It's hard to blame any specific BBWAA voters for the failure to induct Craig Biggio into the Hall of Fame alongside Greg Maddux, Tom Glavine, and Frank Thomas, but make no mistake, there is blame to go around. While he comes off more aggressively than he probably needs to -- and with just a dash of hyperbole -- the San Francisco Chronicle's Henry Schulman sums it up succinctly:
Biggio was left off 25.2 percent of ballots. To focus on one or two individual voters who did not check his name is the height of stupidity.— Henry Schulman (@hankschulman) January 8, 2014
It's true: 25.2 percent of the voters cost Biggio his chance at immortality, at least this year, not just a couple of dudes. There were multiple reasons it happened, too, which is why we can't just yell at any single voter for it. Well, okay, we can yell at Murray Chass, but only because he's voting based on a Biggio/steroids conversation he thinks he remembers having one time. This isn't just a Blogger vs. Chass thing, either:
So Murray Chass says Biggio took steroids, one of his buddies believes him, and that keeps Biggio out. Despicable.— Tyler Kepner (@TylerKepner) January 8, 2014
Kepner writes for a little publication you might have heard of called the New York Times, and is a BBWAA member himself. He's also been highly vocal about the need for Hall vote reform.

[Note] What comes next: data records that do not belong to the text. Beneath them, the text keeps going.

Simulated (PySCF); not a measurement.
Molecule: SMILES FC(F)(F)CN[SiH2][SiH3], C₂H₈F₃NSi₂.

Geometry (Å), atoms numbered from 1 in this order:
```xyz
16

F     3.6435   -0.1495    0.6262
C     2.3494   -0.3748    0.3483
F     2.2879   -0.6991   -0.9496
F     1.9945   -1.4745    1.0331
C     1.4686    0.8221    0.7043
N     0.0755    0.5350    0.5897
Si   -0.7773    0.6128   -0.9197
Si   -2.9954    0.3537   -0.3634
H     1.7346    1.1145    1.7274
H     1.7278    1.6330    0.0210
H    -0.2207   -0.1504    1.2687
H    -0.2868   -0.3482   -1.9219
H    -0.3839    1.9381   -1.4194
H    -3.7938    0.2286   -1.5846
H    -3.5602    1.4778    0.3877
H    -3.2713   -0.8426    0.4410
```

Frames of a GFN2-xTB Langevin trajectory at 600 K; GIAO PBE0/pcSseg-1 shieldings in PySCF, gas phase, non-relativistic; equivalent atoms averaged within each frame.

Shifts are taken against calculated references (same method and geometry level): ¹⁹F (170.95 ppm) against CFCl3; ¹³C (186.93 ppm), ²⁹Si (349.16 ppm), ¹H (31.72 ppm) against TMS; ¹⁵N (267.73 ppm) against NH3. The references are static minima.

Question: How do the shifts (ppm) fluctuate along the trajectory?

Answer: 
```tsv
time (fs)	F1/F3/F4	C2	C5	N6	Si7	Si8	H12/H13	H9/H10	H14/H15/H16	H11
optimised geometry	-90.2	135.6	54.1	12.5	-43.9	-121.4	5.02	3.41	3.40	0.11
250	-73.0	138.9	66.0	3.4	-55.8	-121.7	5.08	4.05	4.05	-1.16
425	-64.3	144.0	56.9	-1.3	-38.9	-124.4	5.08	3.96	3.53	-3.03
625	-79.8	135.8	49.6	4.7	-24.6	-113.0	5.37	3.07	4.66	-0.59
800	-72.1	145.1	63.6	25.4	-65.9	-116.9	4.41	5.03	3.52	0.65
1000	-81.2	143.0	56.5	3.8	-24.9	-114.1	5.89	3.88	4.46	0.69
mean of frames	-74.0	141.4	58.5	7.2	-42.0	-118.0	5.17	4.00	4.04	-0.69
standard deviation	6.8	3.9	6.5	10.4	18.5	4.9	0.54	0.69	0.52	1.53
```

We could also get upset at Ken Gurnick for his Jack Morris-only ballot -- that'd give us the two votes we need to be angry! -- but even Gurnick is aware of the damage he could cause with his mentality, and stated that he would abstain from voting for the Hall of Fame going forward since, from here on out, the ballots are loaded with steroids era players he has no intention of voting for. That's admirable, even if it did help throw a wrench in Biggio's campaign in the present, and help muck up future ballots to boot. More on that in a moment.
We can also blame whomever Sir Blank Ballot is: according to the BBWAA's own Hall of Fame announcement, one of the 572 ballots submitted was blank, likely from someone who shares Gurnick's dislike of the 90s, but with less enthusiasm for Morris. It's idiotic that a blank ballot counts within the voting percentage: it contributes nothing, and produces nothing besides scorn for an institution and process that is constantly under fire already.
The real issue, though, is that voters can only select 10 players. More than anything, this is what cost Craig Biggio enshrinement in 2014. The Boston Herald's Michael Silverman dropped Biggio from his ballot this year only because of the sheer volume of other candidates to vote for. He wasn't alone, either, as Jon Becker, the Online Editorial Director for the Oakland Tribune, changed his vote at the last minute for Larry Walker instead of Biggio, whom he had voted for a year ago -- specifically because he could only vote for 10, and the strength of the newcomers pushed Biggio down the line.
If Biggio had simply made it last year, this wouldn't be a problem, but now he has to wait at least until 2015 for entry. The major issue the 2014 ballot exposed -- far more Hall-worthy candidates than voting slots -- won't slip back into the shadows any time soon, as Maddux, Glavine, and Thomas will be replaced on next winter's ballot by Randy Johnson, John Smoltz, and Pedro Martinez. In 2016, Ken Griffey Jr., Jim Edmonds, and Trevor Hoffman join the party. Things will still be crowded in 2017, when Manny Ramirez, Vladimir Guerrero, and Ivan Rodriguez become eligible. There are controversial names on that list, just as there now, but they'll still get votes and take up space on limited ballots regardless.
Things are messy today in much the same way, and it's cost Biggio induction twice already. This 10-vote limit on ballots needs to be lifted, even if every single voter isn't going to use it: it's fine if a voter wants to be small Hall, but those who want to be large Hall aren't given that opportunity under the current system, and even small Hall voters can find plenty of worthwhile candidates among this crop of players. If it's not Biggio sitting out at the expense of others next year, it could be Mike Piazza, who received the fifth-most votes this time around, or it could be a newcomer to the ballot. Either way, it's not right, and more than anything, it's what needs to be fixed about Hall of Fame voting. A backlog has been created, and needs to be dealt with: raise the voting limits and let the math sort it out that way, instead of by letting players drop off the ballot or by making them wait even longer for Cooperstown's embrace.